Political Malpractice and Policy Losses

“It is a true saying that ‘one falsehood leads easily to another’.”

The incoherent whisper that epitomizes ‘messaging’ from the Obama Administration is profound political malpractice.  It would not be so remarkable if there were not, on the other side of things, a malignant political force that celebrates greed, ignorance and war.  That political force has already done near irreversible damage to the nation’s economy, its ecology and its culture.  Now, it promises to do much, much more.

The Obama Campaign had the GOP in full retreat in 2008. The opportunity was there, in the first months of a new administra­­tion, to seize the initiative­­­­, control the narrative and to compel a chastened Republican Party to do what had to be done to heal a nation scarred by years of misrule.  It was in those months that a victorious party abandoned the political battlefiel­­­­d to a tattered enemy and looked the other way as that enemy regrouped, refitted and rearmed.  There are, of course, historical parallels.

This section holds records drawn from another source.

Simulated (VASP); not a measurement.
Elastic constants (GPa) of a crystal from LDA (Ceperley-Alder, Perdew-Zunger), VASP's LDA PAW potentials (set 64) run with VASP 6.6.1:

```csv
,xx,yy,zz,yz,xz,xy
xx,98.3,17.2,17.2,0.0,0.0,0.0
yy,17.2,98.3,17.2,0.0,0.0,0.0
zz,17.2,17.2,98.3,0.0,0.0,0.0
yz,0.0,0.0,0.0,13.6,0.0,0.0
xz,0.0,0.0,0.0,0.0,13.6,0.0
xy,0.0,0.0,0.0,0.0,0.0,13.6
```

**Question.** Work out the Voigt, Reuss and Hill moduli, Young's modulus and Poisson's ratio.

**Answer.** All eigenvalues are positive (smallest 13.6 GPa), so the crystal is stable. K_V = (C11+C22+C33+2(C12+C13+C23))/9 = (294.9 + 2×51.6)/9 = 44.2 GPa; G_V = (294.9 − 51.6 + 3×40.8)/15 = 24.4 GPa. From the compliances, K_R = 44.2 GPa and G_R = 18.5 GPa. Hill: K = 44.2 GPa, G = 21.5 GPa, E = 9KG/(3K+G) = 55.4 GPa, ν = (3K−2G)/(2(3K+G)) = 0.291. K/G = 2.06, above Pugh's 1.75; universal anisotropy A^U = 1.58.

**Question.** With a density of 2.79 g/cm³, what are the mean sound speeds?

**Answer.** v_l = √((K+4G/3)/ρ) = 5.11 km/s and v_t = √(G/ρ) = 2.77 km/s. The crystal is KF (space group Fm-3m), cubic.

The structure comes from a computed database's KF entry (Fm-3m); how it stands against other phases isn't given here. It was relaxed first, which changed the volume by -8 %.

Emboldened by an adversary’s inattention, Republicans seized messaging control and took to the offense, convincing half the nation that radical spending cuts, massive tax breaks for the wealthy and lax regulation were the answers to the economic crisis.  The very extremist policies that blew the national economy apart. They hurled charges of Socialism, Fascism, Islamism, Kenyanism, Birtherism and every other ‘ism’ at a bemused president.

Brazen, incessant lying persuaded a bloated, imbecilic media that there must be truth in what was said.  Because lies must be truth when they are told with such gusto.  The people too have come to believe the lies … not only because they are told with shameless enthusiasm, but because no one from the opposing party seemed inclined or disposed to rebut them.  Lies unchallenged become truth.

While the presidential campaign may have ended in 2008, the political campaign was just beginning.  Political power, simply put, is the ability to influence others to do what you need them to do … allies, potential allies and enemies alike.  That does not happen by itself.  It happens through relentless educating, persuading and cajoling.   It happens by framing an argument and by characterizing an opponent.  A political campaign, like any other,  should be waged with dogged determination and ruthless efficiency. Concern for moral and ethical campaigning does not preclude aggression.

The political party with positive ideas and policy but no ability to advocate for them is as a body without a soul, an empty vessel.  It will inevitably lose its influence and soon thereafter lose its power.  More disturbing, it is a party contributing to the ignorance of the citizenry by passive acquiescence.

The Democratic Party has no apparent political arm tasked with aggressive messaging nor does it seem to have the stomach for it. The results have been galling … lukewarm and watered down initiatives (i.e. health care and financial reform) and a massive, unnecessar­­­­y electoral defeat in 2010. You see, bad politics inevitably end in bad policy and in lost elections.

“Good policy leads to good politics”.  That sounds erudite Mr. President, but it is hopelessly naive.  One, of course, does not exist without the other.  If Democrats do not get the politics right soon, they can kiss their policies good bye.

It is a cruel irony that in America today there exists one party skilled in politics and wretched in government and another party skilled in government and wretched in politics.  Should this paradigm persist, some will surely wonder whether a third party should be born.